By Girish Linganna
The Indian Navy is currently conducting its largest-ever deployment in the Gulf of Aden and Western Arabian Sea. This mission operates independently of the US-UK military campaign against Iran-backed Houthi rebels in Yemen.
An unprecedentedly large Indian Navy fleet of 12 warships is now operating in the region, with two advanced vessels in the Gulf of Aden and the remaining 10 in the Northern and Western Arabian Sea. This deployment is much larger and more powerful than those in the past. In contrast to its previous focus on defence and localized operations, the Indian Navy has been deployed with significantly enhanced resources and a wider mission scope amid the present regional challenges.
The Indian Navy’s primary focus is to stop piracy and hijacking in the region. The navy has also deployed a substantial special operations force to support this mission. After almost six years of quiet, there has been a sudden increase in pirate attacks in the Gulf of Aden and the Northern and Western Arabian Sea. This resurgence of piracy directly reflects the ongoing instability in West Asia, requiring the Indian Navy to maintain a state of heightened vigilance.

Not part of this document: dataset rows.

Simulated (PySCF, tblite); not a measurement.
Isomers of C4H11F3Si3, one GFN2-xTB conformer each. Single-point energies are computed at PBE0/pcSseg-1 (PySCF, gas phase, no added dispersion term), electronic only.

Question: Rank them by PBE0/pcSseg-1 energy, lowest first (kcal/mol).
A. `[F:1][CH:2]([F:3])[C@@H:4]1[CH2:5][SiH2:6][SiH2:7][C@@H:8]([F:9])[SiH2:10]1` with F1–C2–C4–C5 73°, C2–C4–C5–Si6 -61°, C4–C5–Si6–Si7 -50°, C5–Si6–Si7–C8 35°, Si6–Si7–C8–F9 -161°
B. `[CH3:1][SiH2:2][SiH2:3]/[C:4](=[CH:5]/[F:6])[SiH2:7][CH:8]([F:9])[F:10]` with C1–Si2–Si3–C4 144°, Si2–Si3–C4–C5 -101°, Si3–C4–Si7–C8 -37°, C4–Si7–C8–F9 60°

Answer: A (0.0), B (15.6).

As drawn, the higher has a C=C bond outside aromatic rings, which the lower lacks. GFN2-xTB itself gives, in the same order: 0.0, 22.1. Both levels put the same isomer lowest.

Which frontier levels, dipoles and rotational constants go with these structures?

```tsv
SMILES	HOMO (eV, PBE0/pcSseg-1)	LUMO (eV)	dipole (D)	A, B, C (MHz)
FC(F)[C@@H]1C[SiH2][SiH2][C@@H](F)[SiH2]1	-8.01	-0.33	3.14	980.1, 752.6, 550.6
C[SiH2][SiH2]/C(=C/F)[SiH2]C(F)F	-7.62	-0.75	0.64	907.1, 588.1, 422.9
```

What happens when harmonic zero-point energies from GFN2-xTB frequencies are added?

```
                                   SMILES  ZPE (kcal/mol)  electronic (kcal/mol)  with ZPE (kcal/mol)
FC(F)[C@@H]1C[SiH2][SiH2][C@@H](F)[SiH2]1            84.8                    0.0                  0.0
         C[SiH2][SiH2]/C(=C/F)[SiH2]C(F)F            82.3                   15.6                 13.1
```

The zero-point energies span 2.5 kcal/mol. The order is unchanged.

Pirate groups based in Somalia were very active between 2008 and 2018. However, since 2018, there were almost no pirate attacks until late-2023. But, taking advantage of the regional instability created by the Israel-Hamas conflict and Houthi attacks on commercial vessels, pirates have resurfaced in the Gulf of Aden and the Red Sea. While the recent increase in pirate attacks is a cause of concern, the frequency and severity of these incidents are still significantly lower than the peak observed between 2008 and 2018.
The sheer size of the 2.5-million-square-nautical-mile (85.75-lakh-square-kilometre) area—almost the size of Argentina—targeted for anti-piracy operations underscores the challenges for any individual navy. However, the Indian Navy’s present deployment signals an evolution in both capacity and expertise, allowing for effective and decisive counter-piracy actions across this wide maritime expanse.
During the late-2000s, the Indian Navy’s presence in the North-Western Arabian Sea and the Gulf of Aden was insufficient to fully address piracy threats. Single-ship deployments achieved limited success, revealing a need for greater resources and stronger cooperation with East African nations, the Gulf Cooperation Council (GCC) and other navies for effective counter-piracy operations.
The current deployment surpasses the scale of its initial 2008 anti-piracy operations in the Gulf of Aden. India now boasts the largest naval presence off the East African coast and in the Gulf of Aden. This assertive posture reflects a change within the Indian Navy, demonstrating greater operational confidence and expanded capabilities.
External Affairs Minister S Jaishankar emphasizes India’s geopolitical responsibility with this statement: “Inaction during regional instability would undermine our standing as a responsible nation.” This underscores New Delhi’s commitment to shouldering a greater role in safeguarding commercial shipping and maintaining open, vital waterways.
With pirate attacks having significantly impacted shipping and resulting in hostage situations, the Indian Navy has taken decisive action in response, demonstrating its ability to effectively counter these threats and protect lives. This marks a clear shift in capability and engagement compared to past operations. Examples include the successful MARCOS rescue operation aboard the Liberian-flagged vessel bound for Bahrain and the Indian Navy’s swift response to the Houthi missile attack on a UK-linked tanker.
Following earlier actions, the Indian Navy patrol vessel, the INS Sumitra, played a key role in rescuing two hijacked vessels off Somalia’s coast in late-January. These back-to-back operations successfully neutralized piracy threats targeting Iranian-flagged ships with both Iranian and Pakistani members of the crew. The Indian Navy’s actions clearly demonstrate their quick response capabilities and sustained ability to execute challenging maritime missions. (IPA Service)
(The author is a Defence, Aerospace & Political Analyst based in Bengaluru.)